We have also talked to each other in the past about how feasting glorifies God, so we love the idea of using our daily to food to glorify Him as well. Food should do more than just fill our bellies and build our bones and muscles. When we make our food beautiful and appealing rather than approaching it in a purely utilitarian sense, we are better able to appreciate the wonder of God’s creation and His daily gifts to us.
To celebrate these new changes, I have a potted mint plant. It seemed like a good place to start, since mint is notoriously difficult to kill. If it survives until next payday, I plan to reward myself with a potted parsley plant, followed by basil and cilantro if I can find them. I love fresh cilantro, but it’s last on my list because:
A. It’s cheap and plentiful in South Texas. Any WalMart produce department will provide a big bunch of fresh cilantro for 28 cents, and
B. Most of my family does not appreciate the flavor of fresh cilantro as much as I do.

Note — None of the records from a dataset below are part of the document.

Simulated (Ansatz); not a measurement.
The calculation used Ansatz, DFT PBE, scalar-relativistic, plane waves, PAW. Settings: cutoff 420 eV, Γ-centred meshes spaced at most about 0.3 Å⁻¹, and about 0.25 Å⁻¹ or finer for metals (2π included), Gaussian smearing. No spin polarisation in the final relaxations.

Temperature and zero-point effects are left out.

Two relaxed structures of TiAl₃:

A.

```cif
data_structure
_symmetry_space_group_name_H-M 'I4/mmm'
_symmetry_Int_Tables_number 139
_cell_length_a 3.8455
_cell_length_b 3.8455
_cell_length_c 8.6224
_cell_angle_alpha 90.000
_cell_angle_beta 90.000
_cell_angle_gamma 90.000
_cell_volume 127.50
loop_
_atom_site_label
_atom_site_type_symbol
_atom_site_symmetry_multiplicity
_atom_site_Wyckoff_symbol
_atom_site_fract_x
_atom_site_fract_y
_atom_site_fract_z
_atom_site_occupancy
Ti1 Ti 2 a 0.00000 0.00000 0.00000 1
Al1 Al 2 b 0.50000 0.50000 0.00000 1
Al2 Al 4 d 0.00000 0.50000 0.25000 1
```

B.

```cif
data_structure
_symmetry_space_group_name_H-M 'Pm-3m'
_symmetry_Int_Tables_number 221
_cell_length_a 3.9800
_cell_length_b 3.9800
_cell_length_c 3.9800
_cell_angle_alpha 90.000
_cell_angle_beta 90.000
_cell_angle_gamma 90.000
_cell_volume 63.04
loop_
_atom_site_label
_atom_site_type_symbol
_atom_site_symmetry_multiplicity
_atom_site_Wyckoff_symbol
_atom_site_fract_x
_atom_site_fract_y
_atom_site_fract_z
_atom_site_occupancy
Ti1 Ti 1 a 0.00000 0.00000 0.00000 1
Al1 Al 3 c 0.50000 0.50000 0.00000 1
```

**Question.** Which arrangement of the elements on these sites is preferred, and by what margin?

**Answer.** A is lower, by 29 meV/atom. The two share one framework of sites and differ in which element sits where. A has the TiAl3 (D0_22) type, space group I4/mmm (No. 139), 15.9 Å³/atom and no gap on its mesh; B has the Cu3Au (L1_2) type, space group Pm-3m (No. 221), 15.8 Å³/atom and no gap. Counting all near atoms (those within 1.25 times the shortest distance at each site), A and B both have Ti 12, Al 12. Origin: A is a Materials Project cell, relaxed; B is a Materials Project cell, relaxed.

I’m finding new joy in cooking and serving modest portions of rich foods that seemed too expensive in the larger quantities that I thought our family required. A little heavy cream goes a long way, and a single portobello cap can be sliced into 10 small portions. Sauteed in butter or bacon grease with some salt and pepper, a sprinkle of balsamic vinegar, and a splash of heavy cream, it’s pure heaven – and most of the little kids don’t know it, so the wiser among us can eat theirs too.
And French cooking? We may just give it a shot. Perry ordered me a copy of Julia Child’s Mastering the Art of French Cooking, and I have to admit that I’m more than a little eager for it to arrive!